Tuesday, 7 August 2018

Gawler’s Hidden Secrets: The Gawler Clock Tower


Gawler’s Hidden Secrets:  The Gawler Clock Tower





<Transcipt>

In 1878, the end of the world rung out from the Gawler Post Office Clock Tower, or so local Gawlerites thought, when the clocks bell rang 100 times in a row, plenty said their prayers that night, only to wake the next day to another winters day.

 The Gawler Town Clock committee was first formed in 1867, with the intent to buy and install a town clock in the tower of the main street post office. Wednt’s Jewellers of Rundle Street, Adelaide supplied the clock, four dials made of milk glass, spanning three feet and six inches in diameter.
  On the 6th of September 1867, the Mayor of Gawler as well as Mr Wendt and a few councillors went into the clock tower, and a few minutes before 4pm, set the pendulum in motion. At 4pm that day, the clock struck the hour on time…which over the coming years, the clocks lack of time keeping would be a major issue and the butt of many jokes by townsfolk.

 The clock was originally powered by two weights suspended on cables, which are wound on drums, attached to the clock mechanism. These cables had to be manually wound once a week.
The clock mechanism was converted to electric winding and was maintained with biennial visits by a company called Adelaide Clock and Parts Supplies.
Throughout the years, it was often noted that the Gawler town clock was hardly able to keep time. One young police officer noted it could be up to four minutes slower than the clock at the Gawler Railway Station!

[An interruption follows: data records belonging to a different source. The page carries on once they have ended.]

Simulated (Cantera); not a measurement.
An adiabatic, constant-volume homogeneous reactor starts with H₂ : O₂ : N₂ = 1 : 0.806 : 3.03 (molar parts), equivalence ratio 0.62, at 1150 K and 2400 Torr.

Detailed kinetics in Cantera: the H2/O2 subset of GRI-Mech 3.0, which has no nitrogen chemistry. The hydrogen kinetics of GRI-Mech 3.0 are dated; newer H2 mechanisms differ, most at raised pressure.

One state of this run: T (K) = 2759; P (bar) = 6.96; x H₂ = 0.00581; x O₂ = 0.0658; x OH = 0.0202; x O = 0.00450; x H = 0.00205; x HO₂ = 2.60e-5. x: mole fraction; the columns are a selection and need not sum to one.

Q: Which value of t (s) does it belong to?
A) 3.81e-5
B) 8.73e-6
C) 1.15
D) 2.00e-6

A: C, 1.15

In 1998, Gawler watchmaker Mr Kaesler took over the winding duties of the clock, and also regular maintenance.

At Mr. Kaesler's suggestion a clock tower committee was formed, to restore and maintain the clock.

“The Friends of the Clock Tower” began in March 2002 and continues to this day.
 The Friends of the Clock Tower were also responsible for returning the clock to its former hand wound glory, removing the electric winder, restoring broken parts, and replacing broken glass.
An interesting piece of Gawler Trivia is a mistake on the clock, which lies on the eastern side, which if you go up into the Target carpark and look across you can see for yourself. on the eastern face, which shows, written in Roman Numerals a four is where the six should be!


P.S. there are actually 2 mistakes on the clock, the second mistake being that The Roman Numeral for “Four” is “IV” not IIII as marked on the clock faces.